Electronic – arduino – How to do a simple overcurrent protection/circuit breaker circuit for 12V 1-2A

arduinocurrent-limitingjfetprotectionshort-circuit

We're developing an I/O shield for Arduino (sort of) and having four FET controlled output connectors with approximated 12V 1-2A load each. I need all these four outputs to be short-circuit protected and such incidents detected by another input pin on the Arduino.

Since we're using the Olimexino-STM32 Arduino clone, we've only got 3v3 on the CPU pins. Therefore we've attached an 12V driven LM339 between the CPU pin and the P-channel FET driving the 1-2A output. Pretty much like this, but with LM339 instead of transistor:

http://www.electronics-lab.com/blog/wp-content/uploads/2011/03/Driving_P-Channel_MOSFET.gif

But since these four 1-2A outputs will drive four loads individually, we don't want the whole circuit to burn out in case of short-circuit. Ideally, short-circuit on one single output would not cause and disturbance on the other outputs, but report back to the CPU (using another input pin) it's lost, and the CPU could then alert higher-level system of the short-circuit.

The board is driven by a 12V source and the outputs will also need 12V so the solution will have to be have a low dropout voltage.

I've found some simple solutions using JFET with bound Gate and Source, but I'm not sure what's the actual current limit level, or even if it's applicable in our project since it's mostly used as constant-current driver for LEDs:

http://www.circuitstoday.com/wp-content/uploads/2009/08/jfet-current-limiter.jpg

EDIT:

Thanks alot for all the anwers! We made some changes to our original design, but your suggestions is really helpful in other cases. This is how we've done:

To keep it both simple and cheap we've changed the overall supply voltage to 24v and implemented a first-stage high-effective switch regulator which brings the voltage to ~14.5V and then we've added a simple linear regulator (LM7812 derivate) for each output stabilising it to 12V and makes each one independent from the others. The linear regulator has short circuit and over current protection built-in.

Best Answer

From your description, a device like Philips BUK9MNN-65PKK might be suitable for your purposes.

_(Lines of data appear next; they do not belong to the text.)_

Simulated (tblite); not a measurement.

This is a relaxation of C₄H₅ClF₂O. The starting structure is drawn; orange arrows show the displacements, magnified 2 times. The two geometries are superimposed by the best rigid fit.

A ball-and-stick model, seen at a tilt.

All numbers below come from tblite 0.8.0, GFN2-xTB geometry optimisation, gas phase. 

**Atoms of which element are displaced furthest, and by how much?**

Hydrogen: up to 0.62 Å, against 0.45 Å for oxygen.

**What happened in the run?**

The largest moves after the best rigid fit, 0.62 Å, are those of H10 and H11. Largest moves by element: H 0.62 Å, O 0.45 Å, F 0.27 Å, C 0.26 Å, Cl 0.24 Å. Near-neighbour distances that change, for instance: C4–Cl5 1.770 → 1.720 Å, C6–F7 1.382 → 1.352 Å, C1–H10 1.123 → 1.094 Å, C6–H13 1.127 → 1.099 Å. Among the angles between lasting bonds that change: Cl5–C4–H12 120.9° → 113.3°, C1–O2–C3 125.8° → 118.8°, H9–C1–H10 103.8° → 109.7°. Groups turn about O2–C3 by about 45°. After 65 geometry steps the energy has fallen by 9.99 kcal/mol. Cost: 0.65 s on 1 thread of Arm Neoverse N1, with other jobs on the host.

  • Dual channel, so you would need just 2 of them for your 4 channels.
  • Inbuilt current limit and sense, junction temperature sense
  • Vds 65 Volts
  • Id 7.1 Amps
  • Independent channels, minimal cross-talk

The Current Sense lines will provide current / over-current info to analog inputs on your MCU.

If this specific part isn't working for your purposes, there are related parts, "similar but different", worth exploring perhaps.